Image Subtle misalignments in power routing can block more signal tracks (top) than expected (below).
The increasing power density of 16FF designs relative to the 40nm and 28nm generations cause problems for die utilization in two ways. One is simply the increased competition for metal from the power rails and signal tracks because the die should be half the size of its 40nm equivalent but expected to double performance from 1GHz on 40nm to 2GHz or more on 16nm. “The effective power-metal area that can be packed into the design is much less than for 28nm or 40nm,” Leong said. “But you also need to look at the power structure carefully. You need to find the right metal length and spacing in order to not waste routing tracks.”
“Because this project was built last year, the PDK was at version 0.5. Things like EDA tools could not deal with
such complex power structures,” said Leong. So, to avoid blocking too many signal traces with power rails that do not align well with the fin layout underneath, the team had to carefully analyze the layout and modify it.
“ARM is now launching the Power Grid Architect. So the issue can be resolved by flows and tools,” Leong claimed.

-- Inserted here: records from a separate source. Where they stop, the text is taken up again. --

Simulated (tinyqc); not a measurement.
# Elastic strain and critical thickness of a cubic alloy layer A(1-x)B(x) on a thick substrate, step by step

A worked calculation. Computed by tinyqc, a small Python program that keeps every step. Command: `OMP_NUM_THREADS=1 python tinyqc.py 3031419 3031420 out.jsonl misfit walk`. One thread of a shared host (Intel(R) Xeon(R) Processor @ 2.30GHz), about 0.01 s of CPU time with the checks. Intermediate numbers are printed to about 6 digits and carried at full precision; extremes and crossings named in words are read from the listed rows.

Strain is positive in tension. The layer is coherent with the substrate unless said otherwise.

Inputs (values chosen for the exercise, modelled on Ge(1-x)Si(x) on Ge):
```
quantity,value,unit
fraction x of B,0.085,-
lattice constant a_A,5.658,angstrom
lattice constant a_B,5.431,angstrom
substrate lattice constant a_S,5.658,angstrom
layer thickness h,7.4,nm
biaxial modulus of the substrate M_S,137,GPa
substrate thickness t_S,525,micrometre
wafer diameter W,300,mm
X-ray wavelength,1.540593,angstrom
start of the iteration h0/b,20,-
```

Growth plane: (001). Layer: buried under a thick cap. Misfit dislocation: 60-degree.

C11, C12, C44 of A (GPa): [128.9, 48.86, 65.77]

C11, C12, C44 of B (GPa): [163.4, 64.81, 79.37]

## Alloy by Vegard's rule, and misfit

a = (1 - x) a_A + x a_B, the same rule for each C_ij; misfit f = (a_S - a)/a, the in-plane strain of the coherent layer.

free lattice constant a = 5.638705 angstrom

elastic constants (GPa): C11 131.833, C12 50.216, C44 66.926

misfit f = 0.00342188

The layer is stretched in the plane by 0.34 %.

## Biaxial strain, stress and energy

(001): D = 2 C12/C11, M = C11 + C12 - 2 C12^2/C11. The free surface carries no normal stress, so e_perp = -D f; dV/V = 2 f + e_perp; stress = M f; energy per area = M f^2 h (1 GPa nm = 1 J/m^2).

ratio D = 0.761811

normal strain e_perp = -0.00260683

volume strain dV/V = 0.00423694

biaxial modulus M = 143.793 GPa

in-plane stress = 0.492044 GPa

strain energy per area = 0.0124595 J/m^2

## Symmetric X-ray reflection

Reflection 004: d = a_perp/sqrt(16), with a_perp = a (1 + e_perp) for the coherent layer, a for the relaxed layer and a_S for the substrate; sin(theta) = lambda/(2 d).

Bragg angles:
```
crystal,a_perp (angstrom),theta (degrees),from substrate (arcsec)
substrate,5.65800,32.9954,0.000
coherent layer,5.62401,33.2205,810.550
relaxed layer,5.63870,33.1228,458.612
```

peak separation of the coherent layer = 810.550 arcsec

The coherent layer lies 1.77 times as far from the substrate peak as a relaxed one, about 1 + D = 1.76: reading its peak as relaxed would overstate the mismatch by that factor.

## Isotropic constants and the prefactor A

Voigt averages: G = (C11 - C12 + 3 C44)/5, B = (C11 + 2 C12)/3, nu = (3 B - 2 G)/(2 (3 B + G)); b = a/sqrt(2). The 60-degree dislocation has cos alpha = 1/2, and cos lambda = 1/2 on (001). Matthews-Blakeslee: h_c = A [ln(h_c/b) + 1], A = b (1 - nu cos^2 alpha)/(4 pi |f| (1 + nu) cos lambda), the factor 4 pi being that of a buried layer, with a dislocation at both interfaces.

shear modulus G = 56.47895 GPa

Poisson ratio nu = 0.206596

“A lot of time the engineers had to do more manual work to free up routing resource for design,” Leong said, adding that improving density to hit physical closure targets was problematic in general. “We took two different tactics to resolve highly congested area. We went back to synthesis stage to see if there was any way to optimize the logic to fix congestion. And we also used instance-padding. If you are too aggressive you hurt your routing resource.
Clock-tree design
“For the clock tree, there a couple of rules we strongly recommend. You need to use [upper-layer] metal as much as possible to minimize resistance and reduce variation. We used non double-patterned layers for the clock tree,” Leong said. On this design, the clock tree was routed using M4-M7. Although TSMC provides the option of a denser M4 using double patterning, M4 was single-patterned on this design. The use of single-patterned layers minimized variation significantly, Leong claimed. “We also used manual placement of ICGs and anchor buffers. If the tools do it for you, it can be difficult to close timing.”
To limit the amount of time needed to perform timing signoff, the design team pre-screened corners to work out which would have the biggest impact. “You need to find out what are the dominant corners for your design when you do design optimization. There is no way you can cover design by using a high number of corners because runtime will be too long. Do prescreening to understand how the design behaves: it could be wire or device dominant delay,” Leong said. For the project, the team ran 15 corners with two for primary signoff aimed at either end of the temperature scale.
To take account of effects such as back-Miller capacitance on the signal waveform, the procedure employed waveform propagation. “Before, at 28nm, this was the recommended flow. But at 20nm and below, this is a must,” Leong said. “We worked with the physical IP team very closely. Every day the two teams talked to each other to understand all the issues.”
Post-silicon, the 16FF design met its predicted timing envelope with some margin at all its voltage settings. TSMC has gone on and performed the same exercise for the improved 16FF+ process. “On early simulation of 16FF+ for same power envelope, the frequency on the big core increases 11 per cent. The little core can go up to another 35 per cent down in voltage. We haven’t taped out that test chip yet but we believe it will be very close to the [predicted] line. We believe TSMC and ARM are the industrial leaders,” Leong claimed.